I work as a caregiver and advocate with an amazing friend who has Spinal-Muscular Atrophy. I spend a lot of time with him, giving care, and fighting a continuous uphill battle with the state of oregon that is quite unnecessary to get him the quality of life he deserves.
I am on here as a means of availability, although OKCupid and I have a love hate relationship.. I am consistently offput, though I have met some wonderful people, here.
I most likely will not message you, even if I like you, unfortunately, many of my gender will have already flooded your inbox with terrible comments, full of objectification, and disrespect, and I don't wish to be one of those men, messaging you and blending in with that. I will probably rate you highly, so if you like me, you can find out if it's mutual through rating.
I am confident enough to say 'hello' in public if I am attracted, but I am very much dismayed by how some of my male peers act toward women, thus, many times I decide not to approach. I don't want to blend into any of that.
I am not vane, and physical isn't so important to me as mental attraction, though if you are a bigger girl, I can't pursue anything sexual. I am not shaming your body type, either, I am thin, and it doesn't feel right for me, I have tried... and I don't have an unfair standard, either, when I say big, I mean obese.

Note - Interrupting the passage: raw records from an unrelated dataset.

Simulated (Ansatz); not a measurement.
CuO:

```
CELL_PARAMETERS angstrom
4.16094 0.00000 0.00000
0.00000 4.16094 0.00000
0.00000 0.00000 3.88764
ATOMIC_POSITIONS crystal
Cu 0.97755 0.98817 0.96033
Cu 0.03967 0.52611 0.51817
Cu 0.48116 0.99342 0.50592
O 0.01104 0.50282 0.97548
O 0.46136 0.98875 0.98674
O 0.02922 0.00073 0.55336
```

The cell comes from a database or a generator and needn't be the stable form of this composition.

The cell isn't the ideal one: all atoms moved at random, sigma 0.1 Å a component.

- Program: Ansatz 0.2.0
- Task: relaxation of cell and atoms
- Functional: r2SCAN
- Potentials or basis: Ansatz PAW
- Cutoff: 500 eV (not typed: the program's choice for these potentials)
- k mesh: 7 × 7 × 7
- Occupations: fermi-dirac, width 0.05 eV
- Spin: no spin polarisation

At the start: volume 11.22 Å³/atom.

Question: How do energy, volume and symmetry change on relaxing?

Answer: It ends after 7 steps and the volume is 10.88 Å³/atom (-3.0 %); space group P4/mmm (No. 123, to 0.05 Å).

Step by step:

Statistically speaking you won't read this far, you will have perused my photos, maybe viewed some questions, but you will have mostly judged me from intrinsic physical attraction. If this is how you use OKCupid, if you are a vane person, save us both the time and let's not talk. I am not denying that physical attraction is important, but it is hardly everything, beauty fades, honest, intellectual souls are what I look for.
Really tired of everyone's fixation on gender identity, I refuse to be contained to it, I am not my body, and if you identify as the vessel you see in the mirror, you might be missing out on a lot of depth. I am a queer ally, and many of my close friends, and my brother are transgender, so it's not an attack on the identity itself, it is, however a criticism on the front of rejecting communication based on particular gender identity. It IS discrimination.
I am an irreverent, yet sincere and passionate man.
I have never been so great at describing myself, I suppose it's because I am not that self-involved, and I feel like one could post whatever they want into these little boxes.
I would much prefer a long conversation where that information is traded equally.
I am a really easy guy to be friends with and I respect boundaries, I am really initially only looking to meet new friends; after that come what may, but I carry no expectations.